| Larry Ochs, co-founder in 1977 of the ROVA Saxophone Quartet, is one of America’s most tenacious reedists. With considerable focus and depth, a big, craggy tone on tenor sax, an often sniggly,
penetrating one on sopranino and more imaginative twists than have been widely acknowledged, Ochs won’t let go of the idea that
applying his guts and smarts to his horns’ far reaches results in
transcendent sonic art. These two projects—a studio recording with two drummers and a concert recording of his working trio—demonstrate Ochs’ breadth, raw feeling and simultaneous sensitivity. Both albums are strong, provocative and as far
from easy listening as possible. But they are both very satisfying and suggest strategies that comprise “free” improvisation while moving beyond it.
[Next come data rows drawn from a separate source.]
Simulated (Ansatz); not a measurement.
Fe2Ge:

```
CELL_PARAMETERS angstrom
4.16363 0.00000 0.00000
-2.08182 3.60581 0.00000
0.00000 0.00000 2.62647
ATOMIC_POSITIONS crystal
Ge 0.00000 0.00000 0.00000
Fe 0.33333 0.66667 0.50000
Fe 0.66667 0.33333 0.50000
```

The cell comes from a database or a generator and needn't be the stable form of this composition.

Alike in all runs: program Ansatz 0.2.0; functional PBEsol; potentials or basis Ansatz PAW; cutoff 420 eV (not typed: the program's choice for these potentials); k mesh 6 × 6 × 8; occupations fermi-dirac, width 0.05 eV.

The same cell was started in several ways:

Ochs explains his method in liners to The Neon Truth, explaining that on “Finn Crosses Mars” he starts with a spontaneously inspired passage—a line or “field”—varies it, phases in a second idea while phasing out the first, and has the drummers phase in and out of
each others’ efforts. He writes that the piece always follows the same plot: “start ‘free’; locking into the phasing process as a trio; a drum duo; a brief final trio and a short closing head.”
What makes the music entrancing, though, is the variety of Ochs’ motives, phraseology and narratives. On “The Neon Truth,” he intimates the ache of klezmer clarinetists using sopranino, without lapsing into idiomatic cliché; on the 14-minute “Red Shift” he turns ghostly high tones into multiphonic quaver. Drummers Don Robinson and Scott Amendola listen closely to the saxist as well as to each other; they modulate their volumes and employ unbound creativity.
Robinson and bassist Lisle Ellis are whole-hearted collaborators on What We Live’s Especially The Traveller Tomorrow, which includes exhaustive 8-, 16-, 17- and 32-minute tracks. Ochs’ lines are by turns inquisitive, calmly informative, emphatic and impassioned; Robinson plays with brushes and uses his bass pedal in patterns; Ellis provides brilliance with his bow. Ochs claims a kinship with a universal blues. There’s little of the standard blues form but plenty of heart and soul as he plumbs the notes between conventional temperament, and his ensembles explore previously uncharted stretches of interactive sound.